Bow before us mortals, for we have a exclusive look at the fastest gaming PC in the world. It calls itself the Alienware Area-51 ALX, but you, puny human, will refer to it as Sir, lest it tear your arms off at the sockets and beat you about the face with the wet ends.
The most impressive thing about this system is its audacious chassis, which is beautiful and scary in equal measure. Once you've heaved this 20kg behemoth from its box and treated yourself for the resultant back injuries, you'll want to take a moment to admire its half-alien, half stealth-bomber design. Its matte black finish and contrasting chrome highlights give it the futuristic, almost industrial look of a product that wouldn't look out of place on a Romulan warship.
The Area-51 ALX does a good impression of a living, breathing weapon of mass destruction, particularly when you hit the power button and it suddenly comes alive. As its many cooling fans roar to a crescendo, seven cooling slats along the top edge rise (like the feathers on the head of a cockatiel, only scarier) creating a larger venting area that assists in keeping this monster from overheating. It's totally unnecessary, yes, but boy is it cool.
The drama of the boot-up sequence continues with the machine's elaborate AlienFX lighting system. These aren't the ordinary LEDs you find on most gaming rigs -- oh no -- this is far more elaborate. The light show is split into eight zones: two vertical strips along the front, one horizontal strip across the lower front edge, two larger strips on each of the side panels, one along the motorised vents on the top, and one for the alien-head logo, which doubles as a button for opening the motorised optical drive shield.
Each of these can be independently assigned one of 20 colours (or told to cycle between a pair of colours) through the Windows-based AlienFX Command Centre software. According to Alienware, this allows for 64 million possible colour combinations, so you can be as gaudy or as tasteful with it as you like.
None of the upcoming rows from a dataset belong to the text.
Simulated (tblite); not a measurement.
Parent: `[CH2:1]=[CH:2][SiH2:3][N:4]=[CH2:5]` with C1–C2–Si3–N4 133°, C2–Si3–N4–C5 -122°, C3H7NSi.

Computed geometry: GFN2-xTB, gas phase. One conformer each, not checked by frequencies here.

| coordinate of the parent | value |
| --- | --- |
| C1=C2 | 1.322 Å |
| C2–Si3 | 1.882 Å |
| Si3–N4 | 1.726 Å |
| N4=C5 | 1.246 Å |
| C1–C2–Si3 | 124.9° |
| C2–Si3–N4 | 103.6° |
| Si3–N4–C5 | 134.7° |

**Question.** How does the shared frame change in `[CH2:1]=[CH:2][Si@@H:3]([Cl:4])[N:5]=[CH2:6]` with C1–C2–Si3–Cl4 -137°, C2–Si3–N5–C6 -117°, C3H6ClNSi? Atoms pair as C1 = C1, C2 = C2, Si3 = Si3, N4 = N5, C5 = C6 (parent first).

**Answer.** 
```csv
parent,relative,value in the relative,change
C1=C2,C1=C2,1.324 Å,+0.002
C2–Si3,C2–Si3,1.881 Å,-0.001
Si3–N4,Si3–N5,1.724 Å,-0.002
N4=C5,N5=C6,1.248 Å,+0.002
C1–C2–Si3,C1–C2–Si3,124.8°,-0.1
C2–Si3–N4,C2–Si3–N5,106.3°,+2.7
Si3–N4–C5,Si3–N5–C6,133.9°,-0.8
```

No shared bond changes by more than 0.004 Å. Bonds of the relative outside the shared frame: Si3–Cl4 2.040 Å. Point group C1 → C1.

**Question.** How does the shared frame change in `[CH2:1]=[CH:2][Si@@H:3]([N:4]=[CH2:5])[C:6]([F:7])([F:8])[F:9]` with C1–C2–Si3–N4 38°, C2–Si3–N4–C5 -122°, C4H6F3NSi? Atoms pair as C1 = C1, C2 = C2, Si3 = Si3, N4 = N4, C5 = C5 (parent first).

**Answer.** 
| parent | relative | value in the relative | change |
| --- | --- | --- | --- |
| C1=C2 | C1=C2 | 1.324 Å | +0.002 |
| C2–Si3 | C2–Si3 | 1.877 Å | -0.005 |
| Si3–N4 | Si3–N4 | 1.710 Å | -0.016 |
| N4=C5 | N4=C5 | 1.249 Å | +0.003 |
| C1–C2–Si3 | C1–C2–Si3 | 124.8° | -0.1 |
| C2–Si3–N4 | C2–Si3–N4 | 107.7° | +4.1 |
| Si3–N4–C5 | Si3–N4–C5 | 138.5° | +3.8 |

Our Alienware Area-15 ALX test rig uses the top-end Intel Core i7 975. This monster of a CPU has four cores, each designed to run at 3.33GHz. Users are given the option of a factory overclock to bin+1. In the case of our test rig, this results in each core running at a relatively ludicrous 3.66GHz, though Alienware says it'll reach as high as 3.86GHz. We also got the standard 6GB of DDR3 running at 1,600MHz, upgradeable to 12GB of DDR3.
Graphics are handled by not one but two Nvidia GeForce GTX 295 graphics cards, which between them have four graphics-processing units and 3.6GB of DDR3 memory. It's also packing two 1.5TB SATA hard drives (totalling 3TB) and two 256GB solid-state drives, on which the operating system is stored. Dell gives you a choice of either Windows Vista Home Premium or Windows 7 Ultimate.
So, is it fast? In a word, yes. We've yet to run official benchmarks, but it's already scored 5.9 on the Windows Performance Index (the highest we've ever seen) and it treats demanding games such as Tom Clancy's Endwar and the legendary Crysis as if they were Snake for the Nokia 5800. Get this -- while running Street Fighter IV at 2,560x1,600 pixels, with all graphics enhancements switched on, CPU usage was a meagre 14 per cent.
When you're done reading this, click through our photo gallery to check the system out in more detail. In the meantime, we're off to conduct a full test and will be back to let you know exactly how good this monster really is.
The Alienware Area-51 ALX will be available from Alienware's UK site in November, starting at a teeth-sucking £2,899.
Update: A previous version of this story was published with the wrong product name. We apologise for the error.